My morning twitter perusal brought this article to my attention. “Public Knowledge for the Public Good: Working Toward Digital Access in the Spirit of Aaron Swartz” is all about the various ways technologists are preserving access to information. My initial thoughts can be summed up in this tweet by @libskrat: “We’ll compare ourselves to librarians, but not actually admit they work toward open, much less TALK TO ANY.”
Seriously. Not a single librarian mentioned in the entire article about the work to make information more accessible. Or woman, but that’s another rant for another day.
This happens time and time again. A technologist is compared (or compares himself) to being a librarian, but somehow…better. Oh, don’t get them wrong…librarians are great, in a Rousseau-ian Noble Savage sense. “Aren’t they cute, with their books and cardigan sweaters and shushing?” they seem to be saying. But now the Internet is here and they’ll show us how information can REALLY be made accessible.
For the longest time, when stories like this would come out, I’d blame myself and librarianship as a whole. Clearly we’re not doing enough to promote our services, to show our history, skills and knowledge of information access issues. But today something changed. Maybe “snapped” is a better word. But for whatever reason, it finally occurred to me that maybe the fault doesn’t lie entirely with librarianship. Maybe the people writing these glowing articles about techies and the techies themselves are failing to do basic due diligence to see who is already in these information access spaces and seeing what they’ve done. And maybe, just maybe, learn some thing from them.
Don’t get me wrong. I think librarianship is a big tent and you don’t need a MLS or even work in a brick an mortar library to earn the title librarian. So I welcome new comers to the space and invite them to join in on the millennia of progress that librarians have already made.

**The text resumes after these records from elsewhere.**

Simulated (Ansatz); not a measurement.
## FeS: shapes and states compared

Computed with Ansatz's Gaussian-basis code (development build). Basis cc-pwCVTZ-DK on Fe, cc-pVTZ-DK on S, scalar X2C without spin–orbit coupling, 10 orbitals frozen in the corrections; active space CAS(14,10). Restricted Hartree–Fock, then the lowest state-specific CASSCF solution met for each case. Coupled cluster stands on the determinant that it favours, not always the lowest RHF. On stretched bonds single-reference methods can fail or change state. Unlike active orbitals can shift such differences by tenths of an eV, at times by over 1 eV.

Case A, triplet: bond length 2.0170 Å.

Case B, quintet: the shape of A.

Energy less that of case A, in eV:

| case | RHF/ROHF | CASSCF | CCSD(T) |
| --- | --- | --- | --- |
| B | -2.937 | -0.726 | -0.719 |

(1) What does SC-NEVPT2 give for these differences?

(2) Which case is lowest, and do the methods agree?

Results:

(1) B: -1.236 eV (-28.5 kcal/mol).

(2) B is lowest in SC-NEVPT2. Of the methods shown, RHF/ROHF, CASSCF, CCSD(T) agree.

Which reminds me of another news article that I saw today. Walmart is closing over a hundred stores today, many in rural areas. Many in areas where they pushed out the local mom and pop businesses in order to bring in the shiny new store. But, when that store was no longer profitable, Walmart left and now there are food deserts going to be popping up in their absence.
Do you see where I’m going with this?
I worry that grant monies and other capital (human and otherwise) is going into projects and schemes that may not go the distance needed when looking at information access and preservation issues. Fail fast and fail often is great, but not when institutions that have been around for hundreds of years are pushed out of the space and then, after failure, an information desert is left in the place where a library once stood. Yes, libraries should change to meet modern needs of information consumers, but how can that happen when we’re continually left out of the conversations that dictate what the important needs of the future are?
Like I said, it’s frustrating.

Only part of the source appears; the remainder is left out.